Their menu is the kind of old-school that doesn’t age, a collection of classics with creativity that appeal to all ages.
The Duck Liver and Foie Gras Toast is a buttery spread of fat and bile that glides a glassy surface across the crags of crusty brown toast. The foie is bright-eyed and fresh, but the bread suggests an ancientness to the recipe, a loaf that has been shaped by the hands of generations of bakers, baked a million times.
I’ve been warned that British cuisine is meat-heavy, but they don’t neglect their vegetables here. The White Cabbage, Brown Shrimp and Cervil is a crisp salad of garden-fresh sort-of slaw that flies on the wings of an herby cervil. The tiny brown shrimp add an overarching sea-sweet succulence that permeates every crevice of the cabbage.
Fennel and Berkswell carry the vegetables well, an earthy shroud of fennel tastes like a Monet meadow, unveiling a milky, firm curds-n-wheyish cheese beneath. It’s like digging for gold and finding it in a golden-brown cheese-crust.
The smaller mussels of the Mussels, Cider and Dill are pockets of flavor-burst ocean and brine. Every bite is slightly, beautifully brackish and releases a deluge of cider-laced juice. The remaining broth makes short work of a basket of standout sourdough.
A green salad provides a bitter canopy to coax the tender notes from thin slices of Beef Heart in balsamic. The vinegar uplifts a heavy heart, giving it an exalted place among the best bobby beans I’ve ever had. Pickled walnuts lurk in waiting, concealed beneath the tender leaves. The texture is almost fleshy, but the finish is sweeter as the dry nuttiness is lost in the moist pickle. They almost take on the texture of chestnuts this way, and I no longer want walnuts any other way.

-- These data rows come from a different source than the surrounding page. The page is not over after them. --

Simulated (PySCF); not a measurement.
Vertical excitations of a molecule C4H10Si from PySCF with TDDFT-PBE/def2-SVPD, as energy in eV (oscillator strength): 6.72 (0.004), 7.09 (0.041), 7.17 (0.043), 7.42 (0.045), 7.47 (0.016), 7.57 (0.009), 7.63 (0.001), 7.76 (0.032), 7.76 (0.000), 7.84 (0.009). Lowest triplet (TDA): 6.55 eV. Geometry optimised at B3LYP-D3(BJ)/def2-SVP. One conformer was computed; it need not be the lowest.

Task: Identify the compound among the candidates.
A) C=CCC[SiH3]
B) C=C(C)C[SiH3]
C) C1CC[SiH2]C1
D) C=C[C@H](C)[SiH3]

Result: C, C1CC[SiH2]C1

The Deviled Lamb Kidneys are indescribable. The signature game of lamb is not lost, but the commonly rubbery texture is transformed. The sauce is heavy and dark with an uplift of salivating spice from the flash and bang of chili pepper. The saturating sauce seeps into the toast for the most delectable bits of soggy bread.
The transition to dessert is less abrupt in a more-salty-than-sweet Treacle Tart. This after-dinner delight is hardly a British novelty, but for me it is a new and instant love. This sticky, toffee-textured slice of salted honey has layers of flavors, a depth and dynamic that gives each bite a different angle.
The Madeleines follow as the conclusive end to an experience even Bourdain couldn’t forget. They take at least 15 minutes to make, and they disappear within seconds, as if they had never existed at all. These floaty shells dissolve faster than a wanting tongue can perceive, in a flurry of butter, sugar, and air.
Whoever said that the food in London is lacking...is an idiot. St. John is living proof that British food can be most brilliant, and I am so enamored I fear the remainder of my trip will only be disappointment. My head full of wanderlust wants to experience something new, but St. John has won my heart with the old, and all I can think of is how to get back there again.